Is it a bug or a feature? It’s one of the oldest debates in software.

Earlier this month the OS world was treated to the latest instalment, this time focusing on the way Microsoft implemented a low-level security protection called Address Space Layout Randomization (ASLR) in Windows 8 and 10.

On one side of the argument is Will Dormann, an engineer with Carnegie Mellon University’s CERT Coordination Center (CERT/CC), the body tasked by the US Department of Homeland Security with handing out important security advice.

His opening salvo was a tweet on 16 November in which he described the way Windows implements ASLR as “essentially making it worthless.”

Ouch.

In case anyone was in doubt, this was followed by an official vulnerability alert describing the claimed failings in detail. The summary being:

Windows 8 and later fail to properly randomize every application if system-wide mandatory ASLR is enabled via EMET [Enhanced Mitigation Experience Toolkit] or Windows Defender Exploit Guard [WDEG].

Stung, within days Microsoft put out a refutation stating that “ASLR is working as intended.”

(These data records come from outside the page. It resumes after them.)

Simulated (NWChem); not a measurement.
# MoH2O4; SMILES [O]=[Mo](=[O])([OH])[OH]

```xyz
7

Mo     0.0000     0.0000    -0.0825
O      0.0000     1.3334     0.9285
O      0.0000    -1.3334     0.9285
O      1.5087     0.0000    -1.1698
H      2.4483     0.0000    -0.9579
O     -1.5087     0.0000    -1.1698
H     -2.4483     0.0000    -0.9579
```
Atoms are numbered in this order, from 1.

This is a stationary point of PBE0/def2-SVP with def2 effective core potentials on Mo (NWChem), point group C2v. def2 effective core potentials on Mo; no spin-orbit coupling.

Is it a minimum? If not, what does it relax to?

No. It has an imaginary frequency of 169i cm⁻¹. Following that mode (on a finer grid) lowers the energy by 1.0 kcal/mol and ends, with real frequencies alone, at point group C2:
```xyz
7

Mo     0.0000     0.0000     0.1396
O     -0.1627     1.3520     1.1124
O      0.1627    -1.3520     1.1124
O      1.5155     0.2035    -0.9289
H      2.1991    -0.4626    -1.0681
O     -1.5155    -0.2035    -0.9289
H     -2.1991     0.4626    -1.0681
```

That’s a significant difference of opinion, so who is right?

Let’s skip to the paradox of a punchline: they both might be, albeit within different frames of reference.

The theory behind ASLR (also used in different forms by Linux, Android, iOS and macOS) is to randomise the memory locations where executable programs and DLLs run in order to deter memory attacks such as buffer overflows.

The gist is that attackers can’t assume they know the memory location for a targeted processes because Windows could have put it anywhere.

Except, according to Dormann, it doesn’t work properly:

Both EMET and Windows Defender Exploit Guard enable system-wide ASLR without also enabling system-wide bottom-up ASLR … The result of this is that such programs will be relocated, but to the same address every time across reboots and even across different systems.

Microsoft asserts that this is by design and is intended to allow older software not compiled to support ASLR to remain compatible:

ASLR is working as intended and the configuration issue described by CERT/CC only affects applications where the EXE does not already opt-in to ASLR.

That “opt-in” is the /DYNAMICBASE flag which software can use to indicate to Windows that it’s compatible with ASLR (and the operating system can infer that if the flag is missing the software may not work correctly under ASLR).

Windows can treat applications that don’t “opt-in” in a number of different ways. It can leave them to determine their own memory location, move them to a different but non-random location (the behaviour observed by Dormann) or move them to a random location using a setting called mandatory ASLR and bottom-up randomization.

The CERT advisory also notes a problem in the way Windows Defender Exploit Guard implements mandatory ASLR and bottom-up randomization, a point Microsoft concedes:

CERT/CC did identify an issue with the configuration interface of Windows Defender Exploit Guard (WDEG) that currently prevents system-wide enablement of bottom-up randomization. The WDEG team is actively investigating this and will address the issue accordingly.

On the Windows 10 Fall Creators update, the issue can be mitigated manually by setting a registry value.

Neutrals might at this point be wondering what all the fuss is about: ASLR works most of the time as advertised, and the few occasions when it doesn’t won’t apply to many users.

If you like, Microsoft thought it was pragmatically ensuring compatibility (a feature) which Dormann interprets as an area of potential weakness (the bug).

It’s not the first time Dormann has taken a pop at Windows’ security: a year ago, his beef was Microsoft’s plans to drop EMET, now replaced in Windows 10 by WDEG.

Or perhaps the real issue is what users are supposed to make of a back and forth now so technically specialised that even some experts can’t keep up with its finer points.

OS security has been getting more complex with every passing year. It shouldn’t surprise us that the same is happening to arguments about whether these new layers inside Windows and its rivals are up to the job.